Jeffrey Miller: There’s some overlap between the reviews you write [for the Brooklyn Rail] and the artwork in the Platform show. I saw drawings with a "Greater New York" theme, and then you’d reference the same things in your review of GNY for the Rail– “the Yeti Problem,” and so on.

William Powhida: After writing for three and a half years, it seemed like a natural progression, almost: not try to keep it separate, let it start to overlap. I’m trying to figure out a way to bring my writing into my art—to let it bleed in.

JM: Do you think of the review as a sketch for the piece? The piece as a sketch for the review?

WP: The reviewing I do for the Rail is separate from the art, but for a couple of years I was also writing a local column under a pseudonym that was very visceral and emotional. It incorporated how I was feeling that day, with a fictional spin on it. So I saw the drawings as an opportunity to let that particular attitude seep into an even more bizarre and crazy art criticism—which I wouldn’t ever pitch to the Rail.

JM: The work is very insider-referential: a lot of it’s about the art world, and you’re talking to an educated art viewer. Is that because the bourgeoisie is just unshockable at this point? Or is “shock art” not really what you’re trying to do?

WP: The letter-writing campaigns, the open letters to people – it’s not [just] shock-value [stuff]. . . . I don’t know how much people can be shocked.

The first drawing that I showed at Platform was an Enemies List drawing. Part of that came out of a show I had done previously, where I had six personalities—a teacher, an art critic, a cynical painter, a crazed video artist, a non-verbal drunk, and me . . . There was a video in the show, and it was presented along with a series of drawings that were attributed to the characters in the video.

That grew out of my own frustrations about who I was around particular friends: in the gallery situation, being very polite and calm, and then, around friends, just spewing anger and venting thoughts that I certainly didn’t want to make public. But I don’t think it was shocking, because there was a lot of self-effacing humor, and I put a lot of myself into it as a target as well.

It’s a response that goes beyond art, to the general culture of war and antagonism we’re constantly bombarded by: this creeping paranoia. Yet in the art world, it’s crazy how it’s politics as usual. We’re celebrating beautiful work done by beautiful people, and everything else that’s going on is just unacknowledged.

JM: There’s a big prize there—it’s a winner take all system. If you make it to the top of the pile you collect a lot of money, and you don’t want to jeopardize your chance of getting there.

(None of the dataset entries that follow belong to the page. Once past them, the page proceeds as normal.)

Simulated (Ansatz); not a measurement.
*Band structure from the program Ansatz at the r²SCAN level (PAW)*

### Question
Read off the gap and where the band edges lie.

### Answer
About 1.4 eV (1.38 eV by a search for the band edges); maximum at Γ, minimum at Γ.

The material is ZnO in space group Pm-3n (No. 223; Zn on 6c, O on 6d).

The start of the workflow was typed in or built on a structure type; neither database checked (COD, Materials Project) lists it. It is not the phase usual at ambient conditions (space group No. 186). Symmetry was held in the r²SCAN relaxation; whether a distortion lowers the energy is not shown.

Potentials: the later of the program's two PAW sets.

WP: I don’t make a living off of my work, and I don’t have anything to lose at this point.

A lot of people have asked me, what happens if they want to put you on the cover of a magazine, or you get famous? My answer to that right now is that, if it gets to the point where there’s no critique left, that’s cool. I’ll just move on to the other projects and ways that I’ve been working.

When I saw how certain drawings could activate people, get them talking and interacting with the work socially, I did an “artist confessional” at Parker’s Box [in Brooklyn.] I built the booths, and for three days I invited people to come inside and confess guilt, or remorse, or whatever was on their minds. It turned out to be a really emotional piece. It disarmed people, it brought out a lot that I wasn’t expecting.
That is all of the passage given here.